IBM unveiled two mashup products this week, one aimed at allowing nontechnical business users to quickly build new applications by melding data from various sources, and a mashup development environment for technical users.
The new IBM Mashup Center is aimed at enabling any business user to drag and drop mashup components from personal, enterprise and Web sources to create new customized Web applications, IBM said. Planned to launch in beta on April 15, the Mashup Center also includes the management, security and governance features that IT departments usually require for the corporate use of mashups.
The new software stores information feeds from enterprise sources in RSS, ATOM or XML formats so that users can access and mix a wide variety of information. The tool also includes a set of ready-to-use widgets, as well as a catalog for finding and sharing widgets and mashups and a development environment to create new widgets.
One IBM user already has begun using the tool to combine core enterprise ERP and CRM data with a line of business applications to show accounts by region, sales history and customer service incidents and to show a projected sales pipeline by product line, IBM added. Sales representatives can then upload their own planned travel data and spreadsheets of account forecasts into the Mashup Center, which generates feeds aimed at allowing them to plan their most effective strategies for working with customers.
"The power of the Web is now in each person's hands," said Kristof Kloeckner, vice president of strategy and technology in IBM's Software Group, in a statement. "And businesses are made up of individuals who can be innovators and problem solvers on their own, without waiting for, and straining IT support."

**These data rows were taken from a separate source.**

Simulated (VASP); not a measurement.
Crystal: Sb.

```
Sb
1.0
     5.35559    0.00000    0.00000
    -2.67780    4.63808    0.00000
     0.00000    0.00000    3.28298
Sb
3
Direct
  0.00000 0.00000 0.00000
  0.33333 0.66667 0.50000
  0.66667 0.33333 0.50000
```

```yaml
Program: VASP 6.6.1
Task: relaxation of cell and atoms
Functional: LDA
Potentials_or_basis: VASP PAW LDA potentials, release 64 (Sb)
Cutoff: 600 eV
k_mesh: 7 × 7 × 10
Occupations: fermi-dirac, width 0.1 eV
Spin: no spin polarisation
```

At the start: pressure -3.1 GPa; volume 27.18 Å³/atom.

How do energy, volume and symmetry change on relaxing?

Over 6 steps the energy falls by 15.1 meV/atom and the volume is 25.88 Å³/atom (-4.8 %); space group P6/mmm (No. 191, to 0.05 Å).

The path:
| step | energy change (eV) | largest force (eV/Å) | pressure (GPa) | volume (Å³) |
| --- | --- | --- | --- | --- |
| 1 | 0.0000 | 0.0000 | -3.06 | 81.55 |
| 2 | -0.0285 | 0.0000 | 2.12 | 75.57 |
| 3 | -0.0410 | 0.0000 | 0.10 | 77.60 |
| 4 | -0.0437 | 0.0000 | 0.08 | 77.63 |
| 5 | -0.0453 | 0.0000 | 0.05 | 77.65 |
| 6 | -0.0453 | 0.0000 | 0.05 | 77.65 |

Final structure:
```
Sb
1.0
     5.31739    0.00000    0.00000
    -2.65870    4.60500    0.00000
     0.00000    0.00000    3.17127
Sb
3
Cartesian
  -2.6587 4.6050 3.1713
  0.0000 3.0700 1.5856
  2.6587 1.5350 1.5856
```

The second new product, IBM WebSphere sMash, a development environment for the technical developer, is aimed at supporting dynamic scripting languages and allowing for the rapid aggregation of disparate services and feeds. It also can be used to create widgets for the Mashup Center. A company could, for example, use the development tool set to combine a view of internal SOA services with external service like currency exchange rates and carrier shipment verifications, IBM noted.
A developer's version of sMash is available as a free download, while a commercial version will be available in the second quarter.